Distributed Computing harnesses the idle processing cycles of the available workstations on the network and makes them available for participating in computationally intensive problems that would otherwise require a supercomputer or a dedicated cluster of computers.
A distributed computing application is divided into smaller, independent computing tasks, which are then distributed to the workstations to be processed in parallel. Results are sent back to the server, where they are collected. The more PCs in a network, the more processors available to process applications in parallel, and the faster the application can be executed. A network of a few thousand PCs can process applications that otherwise can be run only on fast and expensive supercomputers. This kind of computing can transform a local network of workstations into a virtual supercomputer.

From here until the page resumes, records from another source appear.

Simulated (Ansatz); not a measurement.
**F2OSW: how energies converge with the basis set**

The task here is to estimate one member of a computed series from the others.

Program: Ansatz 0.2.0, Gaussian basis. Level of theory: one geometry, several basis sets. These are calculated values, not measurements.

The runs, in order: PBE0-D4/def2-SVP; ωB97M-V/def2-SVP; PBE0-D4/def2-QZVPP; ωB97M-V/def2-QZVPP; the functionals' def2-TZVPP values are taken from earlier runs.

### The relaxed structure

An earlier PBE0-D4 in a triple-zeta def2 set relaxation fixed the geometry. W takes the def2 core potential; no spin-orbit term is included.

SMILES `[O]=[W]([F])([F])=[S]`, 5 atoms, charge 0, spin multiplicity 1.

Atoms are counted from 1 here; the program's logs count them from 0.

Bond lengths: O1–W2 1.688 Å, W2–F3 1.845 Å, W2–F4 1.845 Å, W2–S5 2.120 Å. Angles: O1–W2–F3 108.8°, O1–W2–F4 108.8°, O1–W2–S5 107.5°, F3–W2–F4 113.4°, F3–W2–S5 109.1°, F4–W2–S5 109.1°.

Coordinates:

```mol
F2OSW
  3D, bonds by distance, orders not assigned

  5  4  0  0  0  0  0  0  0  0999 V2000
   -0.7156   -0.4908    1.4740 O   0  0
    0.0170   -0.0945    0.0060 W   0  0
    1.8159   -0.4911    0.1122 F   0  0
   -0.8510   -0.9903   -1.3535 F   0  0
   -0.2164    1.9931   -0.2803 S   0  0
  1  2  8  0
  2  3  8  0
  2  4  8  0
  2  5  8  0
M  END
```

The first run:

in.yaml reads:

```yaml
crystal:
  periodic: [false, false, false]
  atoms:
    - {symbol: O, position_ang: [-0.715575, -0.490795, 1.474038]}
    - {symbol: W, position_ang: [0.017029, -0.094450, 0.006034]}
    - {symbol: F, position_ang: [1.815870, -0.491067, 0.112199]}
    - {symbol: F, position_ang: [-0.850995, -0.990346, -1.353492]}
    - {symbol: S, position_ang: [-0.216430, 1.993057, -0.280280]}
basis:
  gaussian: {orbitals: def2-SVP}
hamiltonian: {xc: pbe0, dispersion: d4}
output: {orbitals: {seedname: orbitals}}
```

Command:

Several public systems for distributed computing have appeared . Most of these systems however are either focused on some specific problems, require dedicated hardware, or are proprietary, offering very little flexibility to developers.
Distributed.net  is a very large network of users all over the world, using their computers' idle processing cycles to run computational challenge projects, which require a lot of computing power. Examples of projects are RC5-64 secret-key, DES or CS-Cipher challenges. Another similar project is Seti@home, , a scientific experiment that uses Internet- connected computers in the Search for Extraterrestrial Intelligence (SETI), by analyzing radio telescope data. The user installs a small, problem specific client program, which is either in the form of an executable or a screen saver. This program connects to the project's server and downloads a set of data for analysis. The result is later uploaded to the server. Both systems focus on very specific problems, and the unavailability of source code makes them difficult, if not impossible to use for our research projects.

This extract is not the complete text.